Both the Stochastic Gradient Descent and Backpropagation are important concepts to understand when studying Neural Networks. Stochastic Gradient Descent optimizes the weights and Backpropagation finds the gradient of the error function quickly.

# Error Functions

There are two functions most in use with respect to Neural Networks, one is the L1 error function and the other is the L2 error function.

## L1 Error Function

The L1 error function is simply the absolute value of the difference of the actual and the predicted. So, $$L1=\sum_{i=1}^n|y_{\text{true}} - y_{\text{predicted}}|$$

## L2 Error Function

The L2 is the square of the difference of the actual and the predicted. So, $$L2=\sum_{i=1}^n (y_{\text{true}} - y_{\text{predicted}}) ^2$$

# Stochastic Gradient Descent

Gradient Descent is an algorithm that finds the minimum of a function. It uses the fact that if a function $f(x)$ is defined and differentiable then the direction of fastest descent is that of the negative gradient. So, for a function $\vec{f}(\vec{x})$ we can find the minimum with the following equation $$\vec{x}_{n+1}=\vec{x}_n-\gamma \nabla \vec{f}(\vec{x})$$ Stochastic Gradient Descent, on the other hand, is a stochastic approximation of Gradient Descent. Meaning, according to wikipedia, "samples are selected randomly (or shuffled) instead of as a single group... ". It is used mostly in Machine Learning where one is minimizing the error function of a Neural Network. Where $w$ are the weights $$w:=w-\gamma \nabla f_i(w)$$ Or, as a batch $$w:=w-\frac{\gamma}{2}\sum_{i=1}^n \nabla f_i(w)$$

# Backpropagation, Neural Networks

In the book "Neural Network Design" by Martin T. Hagan, et al., the backpropagation algorithm with the Stochastic Gradient Descent is presented and explained with greater detail then I can in this forum, link. I'll present the algorithm as shown and leave the research of the proof, which is available in the link, to the reader.

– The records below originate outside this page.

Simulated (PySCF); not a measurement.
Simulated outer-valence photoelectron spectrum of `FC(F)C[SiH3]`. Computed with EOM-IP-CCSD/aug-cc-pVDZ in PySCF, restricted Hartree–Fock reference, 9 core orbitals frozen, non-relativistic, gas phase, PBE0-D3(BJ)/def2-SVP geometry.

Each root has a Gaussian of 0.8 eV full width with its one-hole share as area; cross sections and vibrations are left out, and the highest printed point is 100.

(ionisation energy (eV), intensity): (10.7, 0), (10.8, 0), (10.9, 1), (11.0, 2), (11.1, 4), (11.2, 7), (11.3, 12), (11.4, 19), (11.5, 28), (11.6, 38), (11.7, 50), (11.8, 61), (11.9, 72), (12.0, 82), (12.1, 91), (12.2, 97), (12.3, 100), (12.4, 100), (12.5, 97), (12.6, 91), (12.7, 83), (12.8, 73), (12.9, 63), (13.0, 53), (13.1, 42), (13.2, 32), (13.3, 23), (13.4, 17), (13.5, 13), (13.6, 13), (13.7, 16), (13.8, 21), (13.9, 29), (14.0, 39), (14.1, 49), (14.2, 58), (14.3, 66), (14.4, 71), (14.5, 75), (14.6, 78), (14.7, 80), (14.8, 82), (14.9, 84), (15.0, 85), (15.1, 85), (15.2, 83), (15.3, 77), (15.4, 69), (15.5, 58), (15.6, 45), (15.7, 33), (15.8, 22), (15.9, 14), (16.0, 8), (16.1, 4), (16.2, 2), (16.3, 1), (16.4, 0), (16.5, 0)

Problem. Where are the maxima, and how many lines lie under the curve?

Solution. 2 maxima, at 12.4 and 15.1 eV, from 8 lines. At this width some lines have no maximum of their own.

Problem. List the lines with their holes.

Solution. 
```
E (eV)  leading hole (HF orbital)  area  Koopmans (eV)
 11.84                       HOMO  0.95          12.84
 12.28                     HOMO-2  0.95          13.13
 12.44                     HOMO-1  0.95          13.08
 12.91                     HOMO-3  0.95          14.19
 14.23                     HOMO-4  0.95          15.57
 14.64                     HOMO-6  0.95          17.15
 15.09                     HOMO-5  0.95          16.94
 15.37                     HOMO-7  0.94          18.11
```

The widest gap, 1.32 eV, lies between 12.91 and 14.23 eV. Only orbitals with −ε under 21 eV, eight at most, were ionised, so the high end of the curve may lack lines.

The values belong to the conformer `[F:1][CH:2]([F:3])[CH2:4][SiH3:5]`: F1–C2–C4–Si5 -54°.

Where the input is $\vec{a}^0$, we first propagate forward through the network $$\vec{a}^{m+1}=f^{m+1}(\bar{W}^{m+1}\vec{a}^m+\vec{b}^{m+1})|m\in \mathbb{Z}\cap [0,M-1]$$

Where $M$ is the number of layers, $\bar{W}$ the weights, and $\vec{b}$ the bias. we define the output of the network $\vec{a}=\vec{a}^M$. Let's set $\vec{t}$ as the target $\dot{\vec{F}}$ is the derivative of the activation function, $\vec{n}$ is the output of the network before applying the activation function. We calculate the sensitivities $\vec{s}$ \begin{align}

s^M&=-2\dot{\bar{F}}^M(\vec{n}^M)(\vec{t}-\vec{a}) \\

s^m&=\dot{\bar{F}}^m(\vec{n}^m)(\bar{W}^{m+1})^Ts^{m+1} &m=M-1,\dots,2,1

\end{align} Then apply the sensitivities on the weights $\bar{W}$ and biases $\vec{b}$ \begin{align}

\bar{W}^m(k+1)&=\bar{W}^m(k)-\alpha \vec{s}^m (\vec{a}^{m-1})^T \\

\vec{b}^m(k+1)&=\vec{b}^m(k)-\alpha \vec{s}^m

\end{align}

One thing that was not clear in the book, is that $\dot{\bar{F}}$ refers to the diagonal matrix whose diagonal elements are $\dot{f}^m(n_1^m),\dot{f}^m(n_2^m),\dots,\dot{f}^m(n^m_{S^m})$ and calculating the sensitivities involve matrix multiplication. Since, the matrix is a diagonal one we can evaluate that simply as $$

\begin{bmatrix}\dot{f}^m(n_1^m) a_{1,1} & \dot{f}^m(n_1^m) a_{1,2} & \dots \\

\dot{f}^m(n_2^m) a_{2,1} & \dot{f}^m(n_2^m) a_{2,2} & \dots \\

\vdots & \vdots & \ddots

\end{bmatrix}$$ Where $a_{i,j}$ are the components of the matrix we are multiplying with. So, altogether \begin{align}

s_i^M&=-\dot{f}^M(n_i^M)(t_i-a_i)|i\in \mathbb{Z}\cap [1,S^M] \\

s_i^m&=\sum_{j=1}^{S^m}\dot{f}^m(n_i^m)w_{ji}^{m+1}s_j^{m+1}|i\in \mathbb{Z}\cap [1,S^m], m=M-1,\dots,2,1

\end{align}